Owl says: the area around the campus looks an overgrown, desolate space and the campus itself does not seem to be wearing well; and one wonders how long the two cones will last:
“Dangerous parking on pavements outside Cranbrook Education Campus and a near-accident involving a child have prompted new safety measures.
Stone boulders are being put in place to stop vehicles driving on to the pavements.
The problems had been caused by parents parking on the pavements when picking up or dropping off their children.
The head teacher had written to parents asking them not to do it, but it was an incident at the end of a school day in mid-September that led to action being taken.
A car reversed off the pavement and narrowly missed a child.
No-one was hurt, but it led to the town council arranging a meeting with representatives of the school, the developers’ consortium, and a senior county highways officer.
It was agreed that the consortium would initially cone off the pavements, and then pay for the stone blocks to be installed in two places.
One is directly outside the driveway leading up to the campus building, the other alongside the entrance to the parking area behind the houses in Tillhouse Road, where cars have been driving up onto the pavement. It will not affect access to the parking area.
The two pedestrian crossings near the campus, both of which have worn-out road markings, will be repainted, and construction workers on the nearby development sites have been asked not to drive their vehicles near the campus at the start and end of the school day.
County Councillor Ray Bloxham said he was pleased to see the safety measures being put in place, but he thought they should not have been necessary.

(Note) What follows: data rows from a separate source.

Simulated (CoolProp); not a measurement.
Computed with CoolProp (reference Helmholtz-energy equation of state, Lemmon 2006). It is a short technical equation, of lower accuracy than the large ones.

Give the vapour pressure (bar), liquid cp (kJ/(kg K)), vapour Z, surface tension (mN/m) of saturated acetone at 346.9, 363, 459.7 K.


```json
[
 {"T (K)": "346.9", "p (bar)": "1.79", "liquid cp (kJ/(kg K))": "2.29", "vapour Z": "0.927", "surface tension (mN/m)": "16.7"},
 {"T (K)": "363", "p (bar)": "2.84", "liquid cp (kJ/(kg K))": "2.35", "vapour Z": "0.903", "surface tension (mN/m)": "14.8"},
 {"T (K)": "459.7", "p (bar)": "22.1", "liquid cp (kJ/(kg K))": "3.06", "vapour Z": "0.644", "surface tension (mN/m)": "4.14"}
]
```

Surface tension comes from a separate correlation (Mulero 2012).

“I’ve looked at what goes on there, and the people who’re complaining about the problem are the problem themselves,” he said. “They could at least stop 400 yards before they get to the school and let the children out there and walk. I actually saw people pulling up right outside the school, which is right on a road junction, on a bend, and stopping there and dropping their children off. Kids can walk 100 or 200 yards.
“I know people are rushed, they’ve got to get to work and all the rest of it, but if they just gave it a little bit more thought they’d solve their own problems really.”